Action on Beneficial Ownership

April 18, 2018

In May 2016, the U.S. Department of the Treasury Financial Crimes Enforcement Network (FinCEN) issued the Customer Due Diligence (CDD) Final Rule with an effective date of May 11, 2018. The rule requires covered financial institutions to collect and verify the identity of at least one controlling party and any beneficial owners who own a minimum of 25 percent equity interest in the legal entity, during the account opening process, and for periodic reviews. The Final Rule can be found here.

The final rule – designed to combat money laundering, terrorist financing and other illicit financial activity by clarifying and strengthening CDD requirements for banks and other financial institutions – requires covered institutions to disclose the beneficial owners of entities opening new accounts. The term “beneficial owner” is defined in the rule as (1) each individual, if any, who directly or indirectly owns 25 percent or more of the equity interests of a legal entity customer and (2) a single individual with significant responsibility to control, manage or direct the entity.

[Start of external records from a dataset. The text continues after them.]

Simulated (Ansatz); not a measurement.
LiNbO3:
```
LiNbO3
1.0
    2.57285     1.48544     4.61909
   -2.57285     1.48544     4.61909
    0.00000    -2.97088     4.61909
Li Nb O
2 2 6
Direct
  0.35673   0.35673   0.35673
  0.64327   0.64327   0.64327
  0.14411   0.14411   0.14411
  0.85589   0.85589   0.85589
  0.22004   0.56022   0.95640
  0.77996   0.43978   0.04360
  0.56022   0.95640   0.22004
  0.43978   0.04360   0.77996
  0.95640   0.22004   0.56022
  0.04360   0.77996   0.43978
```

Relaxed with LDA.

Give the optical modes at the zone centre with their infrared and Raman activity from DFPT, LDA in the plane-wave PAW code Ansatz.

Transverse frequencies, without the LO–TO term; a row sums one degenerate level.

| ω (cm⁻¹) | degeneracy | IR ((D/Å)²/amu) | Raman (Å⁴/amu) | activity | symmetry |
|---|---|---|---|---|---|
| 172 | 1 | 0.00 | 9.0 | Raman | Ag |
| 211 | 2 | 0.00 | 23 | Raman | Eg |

The CDD Rule requires firms to have “risk-based” procedures to verify the identity of beneficial owners “to the extent reasonable and practicable.” These verification procedures must contain the same elements required for verifying the identity of customers who are individuals under applicable Customer Identification Program (CIP) requirements. Firms may rely on the beneficial owner information as supplied by the customer, provided that the firm knows no facts that would reasonably call that information into question.

FinCEN initially proposed the CDD Rule in 2012, arguing that requiring financial institutions to identify beneficial owners of accounts would help protect the U.S. financial system from criminal abuse and guard against terrorist financing, money laundering and other financial crimes. The proposal sparked significant response from the industry, with FinCEN receiving a total of 231 comments, many raising concerns about the costs and challenges of obtaining and verifying beneficial ownership information, and of implementing necessary system changes and training within FinCEN’s initially proposed one-year deadline. In response, FinCEN modified its original proposal somewhat. For instance, while FinCEN had proposed requiring firms to use a standard certification form to obtain beneficial ownership information, the revised rule permits, but does not require, use of the standard form. FinCEN also extended the original one-year compliance deadline to two years.

Meanwhile, the Senate Judiciary Committee held a hearing on Feb. 6 on Sen. Sheldon Whitehouse’s (D-R.I.) S. 1454, the True Incorporation Transparency for Law Enforcement Act, which is the latest iteration of his beneficial ownership bill. This legislation is substantially similar to the draft House Financial Services Bill by Rep. Steve Pearce (R-N.M.), entitled the Counter Terrorism and Illicit Finance Act. Please click here to view the Discussion Draft language.

Of particular concern to NSBA is section 9 of this bill, titled “Transparent Incorporation Practices,” which is directed squarely at the smallest businesses – specifically, those firms with 20 or fewer employees would be subject to the rules. Section 9 imposes a new beneficial ownership reporting requirement, meaning that every business in America would either have to file these reports with FinCEN or file a report indicating which exemption applies. In turn, it requires FinCEN to disclose that information to federal and foreign government agencies and financial institutions on request. Any ownership changes would have to be reported within 60 days, and failure to comply could result in fines of up to $10,000 and prison sentences of up to three years.

This new federal regulatory regime created by section 9 of the draft bill, combined with the broad and confusing definition of beneficial owner, would be costly and would impose unreasonable regulations on certain small businesses; permit the government to disclose small-business owners’ personal information to banks and government agencies; and impose harsh penalties for failure to update it.

The bill exempts several groups from this reporting requirement including: publically traded companies, banks, credit unions, broker-dealers, insurance companies, accounting firms, utilities, governments, and tax-exempt organizations. Businesses with more than 20 employees would also be exempt, thus, the bill is solely targeted towards smaller-business owners.

These reports must include their current residential or business street address, and a unique identifying number of the firms’ shareholders or limited liability company members. The unique identifying number must come from a non-expired passport issued by the U.S. government or a non-expired driver’s license issued by a state. Partnerships, limited liability partnerships, business trusts, and associations would be exempt because the reporting requirements only apply to corporations and limited liability companies.

However, there is one notable difference that makes the Senate bill even more troublesome. S. 1454 requires states to amend their incorporation laws and the information is collected at the state level (as opposed to FinCEN in House bill), and since there is nothing in the legislation that would supersede “Right to know” laws in 40+ states, much of the beneficial ownership information collected under S. 1454 would end up in the public domain.

NSBA is working with a coalition led by the Center for Capital Markets Competitiveness (CCMC) at the U.S. Chamber of Commerce to address this issue, as well as signed onto a letter expressing NSBA concerns with S. 1454, the True Incorporation Transparency for Law Enforcement (“TITLE”) Act, as it related to beneficial ownership.